Storey publicist Matt LaBombard doesn’t eat animal products, but his experience at a recent butchering demonstration took him by surprise.
“Matt is going to help you get the carcass when you’re ready to present,” my coworker said to Butchering author Adam Danforth. She was referring to the half of a sheep that Adam would be butchering in front of a crowd of 100 homesteaders. I sat there with a blank face and visions of myself in a walk-in refrigerator, half a sheep carcass hurled over my shoulder. I can’t begin to tell you how I was dreading it.
You see, I’ve been a vegan for the past two years. Though I choose not to eat meat myself, and as much as it pains me to read about or see the animal cruelty in the commercial meat industry, I have come to understand that there is a demand for meat in our food system and that the death and butchering of livestock is a necessary act to supply individuals and families with the meat they need.

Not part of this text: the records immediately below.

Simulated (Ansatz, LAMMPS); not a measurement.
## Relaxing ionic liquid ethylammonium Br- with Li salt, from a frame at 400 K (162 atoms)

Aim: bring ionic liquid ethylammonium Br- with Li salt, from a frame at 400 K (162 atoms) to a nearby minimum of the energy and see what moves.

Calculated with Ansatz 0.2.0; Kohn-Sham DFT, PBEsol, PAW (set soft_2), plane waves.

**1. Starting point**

That said, when I found myself on a work-related trip to the Mother Earth News Fair in Seven Springs, Pennsylvania, the last thing that I really wanted to attend was the live butchering demo, let alone handle a carcass myself.
Fortunately for me, that day, the carcass was brought to the demonstration stage by the farmer who had slaughtered it. When I met him before the demonstration, I noticed his gentle kindness and the tone of respect in his voice when he talked about the sheep he’d brought. He told me about the day-to-day operations of his hardworking farm that houses a processing unit on-site. He also told me a few stories of working with world class chefs who visit his farm to pick out the livestock they want, stay for the butchering, and bring the meat back to the restaurants where they’ll cook the meat and serve it to patrons of all backgrounds.
As he talked, I began to see the many tables that his lambs have reached and the many families, chefs, and restaurants they have fed. His work extends further than the end consumer. It touches the family members of the mom who bought a leg of lamb for Sunday dinner or the restaurant patrons who ate the loin that was hand-selected by the chef that day. And even though his work differs from the way that I live, I could understand why he does what he does. I began to see the need for farmers like this — not only for bringing half-carcasses to butchering demonstrations so intimidated vegans don’t have to, but for respectfully raising and offering antibiotic- and hormone-free meat to consumers.
Relieved of carcass responsibilities, I found a seat in the very last row (the butchering demo certainly wasn’t something I felt I needed to see up close) and buckled up for Adam’s demonstration — what I was sure would be the longest hour-and-a-half of my life.
Adam began with a discussion of the topic of butchering and described the sheep in more detail than I’ve ever heard, and maybe more than I wanted to hear. He talked about properties of the animal’s body that make for the best forms of cooking — why ribs are cooked one way and a loin another. He talked about what contributes to the luxuriousness of meat stocks and how cooks can get that delicious flavor at home. And as he talked, I noticed that he was carefully slicing and sawing his way through the carcass, but the exact procedure that I had initially been so reluctant to see, which was now happening right in front of me, was not scary or repulsive. It was intriguing and informational.
Watching Adam work on the sheep carcass was like watching an artist carefully chisel out a sculpture from stone. He did it with grace and poise. As he found the perfect place to slice the meat, the right separation in the bone to saw through, or the right tendon to snip, he talked about why he did it that way; and throughout the process, he showed respect not only for the meat, but for the animal’s life. I found myself forgetting my preconceived notions and feelings of dread and instead found myself intently focused. No longer did the last row seem like an appropriate seat.
The class went over the hour-and-a-half time frame. By the end of it, Adam had processed the carcass from one unit down to many pieces of meat, ready to be cooked. As he opened the room up to questions, to my surprise, only a small number of individuals raised their hands — Adam’s thoughtful presentation had covered all there was to know about the process. People’s appreciation for his detailed presentation was reflected in the round of applause given at the end of the seminar. I applauded, too.
That day made an impact on me for the better. Although I don’t intend to eat meat any time soon, I have a new-found respect for those taking the time to teach others about the right way to process meat for consumption. I saw that butchering, when done correctly, truly is an art form. I hope people everywhere get the opportunity to see a demonstration like the one I did. If they do, I believe that they’ll walk away with a deeper understanding of the need to support small-scale meat producers and butchers — and of their vital role in our healthy food system.